In the question we have a driver driving a car.

Consider the car and obstacle at a distance x + d from the car.

Let the distance travelled by the car before the driver applies break be ‘x’

Let the distance travelled by the car after applying break be ‘d’.

The reaction time taken by the driver after seeing an obstacle be ‘${{t}_{1}}$’.

${{t}_{1}}=0.20s$

Deceleration caused by the break is =$6.0m/{{s}^{2}}$, since it is deceleration it can written as,

$a=-6.0m/{{s}^{2}}$

Speed at which the driver was driving the car is the initial velocity of the car, which is given as

$\begin{align}

& u=54km/hr \\

& u=54\times \dfrac{5}{18}m/s \\

& u=15m/s \\

\end{align}$

The distance the travelled by car during 0.20s, i.e. distance ‘x’ will be

$x=ut$, Since the car was moving with constant speed.

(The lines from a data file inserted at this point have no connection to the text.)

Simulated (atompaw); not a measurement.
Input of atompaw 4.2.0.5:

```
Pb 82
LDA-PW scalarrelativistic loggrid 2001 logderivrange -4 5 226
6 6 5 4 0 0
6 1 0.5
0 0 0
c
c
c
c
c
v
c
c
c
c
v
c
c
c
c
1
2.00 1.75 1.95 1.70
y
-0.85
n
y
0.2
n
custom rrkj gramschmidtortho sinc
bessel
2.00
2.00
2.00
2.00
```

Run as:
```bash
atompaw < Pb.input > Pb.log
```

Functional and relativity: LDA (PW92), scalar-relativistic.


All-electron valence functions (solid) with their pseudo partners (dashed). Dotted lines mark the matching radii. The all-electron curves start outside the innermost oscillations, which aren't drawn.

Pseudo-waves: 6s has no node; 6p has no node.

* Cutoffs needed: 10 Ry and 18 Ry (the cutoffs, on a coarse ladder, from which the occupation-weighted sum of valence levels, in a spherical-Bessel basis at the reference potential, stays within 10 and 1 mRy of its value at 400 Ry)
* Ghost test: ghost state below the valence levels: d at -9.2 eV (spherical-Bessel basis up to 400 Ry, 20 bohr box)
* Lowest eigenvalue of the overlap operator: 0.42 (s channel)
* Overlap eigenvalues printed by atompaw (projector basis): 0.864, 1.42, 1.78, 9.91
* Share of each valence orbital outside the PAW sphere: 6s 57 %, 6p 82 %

Substituting the values of u and t, we get x as

$\begin{align}

& x=15\times 0.2 \\

& x=3m \\

\end{align}$

I.e. The car travels a distance of 3m before applying break.

We need to find the distance the car travels after the application of the brake.

We know that, when the driver applies the brake and comes to a stop, its final velocity will become zero.

$v=0m/s$

We have initial velocity,

$u=15m/s$

Deceleration,

$a=-6.0m/{{s}^{2}}$

Now let us apply the first kinematic equation

$v=u+at$, Where $'v'$ is final velocity, $'u'$ is initial velocity, $'a'$ is deceleration and $'t'$ is the time.

By solving this we will get the time taken for the car to stop after applying brake i.e. the deceleration time.

Let this time be ${{t}_{2}}$

Then,

$\begin{align}

& {{t}_{2}}=\dfrac{v-u}{a} \\

& {{t}_{2}}=\dfrac{0-15}{-6} \\

& {{t}_{2}}=2.5s \\

\end{align}$

Therefore the total time = reaction time + deceleration time

Total time,

$\begin{align}

& t={{t}_{1}}+{{t}_{2}} \\

& t=0.2+2.5 \\

& t=2.7s \\

\end{align}$

Now to find the stopping distance, let us apply the third equation of motion,

$\begin{align}

& s=ut+\dfrac{1}{2}a{{t}^{2}} \\

& s=\left( 15\times 2.7 \right)+\dfrac{1}{2}\left( -6 \right)\left( {{2.7}^{2}} \right) \\

& s=40.5-21.87 \\

& s=18.63m \\

\end{align}$

Therefore distance travelled by car after the driver sees the need to apply break = 18.63m.

Equations of motion are used to derive components like displacement, velocity, acceleration and time. There are three equations of motion:

$\begin{align}

& 1.v=u+at \\

& 2.{{v}^{2}}={{u}^{2}}+2as \\

& 3.s=ut+\dfrac{1}{2}a{{t}^{2}} \\

\end{align}$

Reaction time is the minimum duration a person takes to respond to stimuli.

Deceleration is negative acceleration. When a body is slowing down, reducing its speed then the rate at which the speed is reduced is called deceleration.

To convert the time in $km/hr$ to$m/s$ , we multiply the value in $km/hr$ with$\dfrac{5}{18}$

$1m/s=\dfrac{5}{18}km/hr$.